Dealing with aliens and language
My favourite way this was handled is also the most famous. So famous you are probably already thinking about it.
The Babel Fish:
But Douglas was doing more than producing an achingly funny literary device. He was dealing with the same issue lots of writers face. How can they have Aliens but still have them talk in a way that their readers can relate to.
Some early writers didn’t bother, they made up gobbledygook that the reader had to wade through. I read some of this. It never worked. Luckily that phase didn’t last long, perhaps editors got sick of it. Then there was psychic communication. Writers literally had their aliens not talking but telepathically communicating (E.E Doc Smith and his Lensemen are an early example of this). It sort of worked, but not really, only the privileged few could communicate directly.
You could argue that this is how the babel fish works, because it is telepathic. But it isn’t the same, because anyone could have one, it was a universal device, available to the common hitch-hiker.
Lenses were for the elite. But that was E.E.’s viewpoint, you could see in the rest of his writing. Only special people got to do special things, not the general public. It was a different time. I liked the books when I read them as a child, but they haven’t aged well.

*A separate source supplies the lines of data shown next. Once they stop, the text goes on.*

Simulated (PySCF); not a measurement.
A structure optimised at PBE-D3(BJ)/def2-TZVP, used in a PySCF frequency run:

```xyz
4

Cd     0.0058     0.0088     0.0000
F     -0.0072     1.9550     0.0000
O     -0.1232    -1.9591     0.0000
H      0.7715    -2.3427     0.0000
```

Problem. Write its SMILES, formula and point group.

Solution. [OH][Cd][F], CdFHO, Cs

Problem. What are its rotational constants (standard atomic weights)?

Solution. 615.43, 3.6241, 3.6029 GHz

Harry Harrison, to use a more recent example (god I’m showing my age, but I love all of his work), used mind tapes to imprint languages into the brain, so the subject could both speak and understand the local lingo. Not perfect solution, but reasonable, it works in his universes, and I do so love the universes he created.
In his completely brilliant West of Eden Trilogy*, which if you haven’t read you simply must, he doesn’t use translators at all, but uses the process of the protagonist having to learn dinosaur language as a way to advance the plot. It’s astonishingly well done. So well in fact I didn’t realise he was using it that way till a while after I’d read the book and had to re-read it to fully appreciate it.
That was the first, and I think, only time I’ve it used that way.
*West of Eden is a story where the asteroid never wiped out the dinosaurs and humans are consigned to corners of the world where intelligent dinosaurs haven’t reached. I recommend it.
Star Trek has the Universal Translator, although it seems to be employed less and less for some familiar species. They love having their Klingon. And using the Klingon language for dramatic effect makes sense. It works really well, at least in the early movies. Those are the only ones I like, and the Klingon language is integral to many of the stories.
Star Treks writers knew when to make use of it and when to ignore it. You can see this most easily in Voyager. The crew get thrown into situations where they cannot possibly have access to one, yet they can talk to the locals. Why? Because it works thematically.
Doing otherwise would ruin the story.
When has the concept of a Universal translator itself been used as a prop? Look at Galaxy Quest.
There’s a great example ‘Doesn’t she talk? – Her translator is broken’, great line. Showing the viewer that a translation system is being used, then never bothering with it again, and getting a laugh from it. That’s very Adamsian. He used his translation system as a mechanism for humour them largely ignored it. Except in his case it became such a big thing he used it again several times. Sometimes usefully (non existence of god proving), sometimes incidentally, never pointlessly.
So what’s my point. Let’s look at the fundamental problem science fiction writers face. No-one on a different world can possibly speak the same language. It simply isn’t a thing.
It isn’t even a thing in different areas of our planet, or different places in the same country sometimes. No, when it comes to other worlds we won’t be likely share anything but mathematical constants, and we’ll have different ways of referring to those. So how can you have a multi world drama in this case?
Surely you need some kind of elaborate translation system that can handle the inter species communication?
I thought that, but look at the above examples, what do they have in common. They mostly introduce a system, then proceed to ignore it. This is even true in Lensmen for the most part. The characters communicate as they would if they were native speakers of the same language.
If you read early science fiction where authors tried to make up alien languages they don’t work, or don’t work now if they ever did. It separates the reader from the action. This is a bad plan.
The only person I know who made it work is Tolkien. But let’s be honest, he didn’t just write some books, he created an entire world, complete with history, races, languages and legends, then wrote some books set in it. We can’t really compare universal translators to that, can we.
My personal thoughts are:
If the reader isn’t supposed to understand something the first time they see it, don’t make them read it. If it is, put it in plain language.
Get rid of the translator mcguffin, if all you’re going to do is introduce it then ignore it, you don’t need it.
Readers are so used to aliens talking in a way the can understand now there’s simply no reason to use one now. Some people might mutter. But I don’t imagine many will. I’ve been reading SFF for years, and so many books have just left out the translator completely without hurting the story one bit.
It’s a holdover from a previous age of SFF we simply don’t need any more.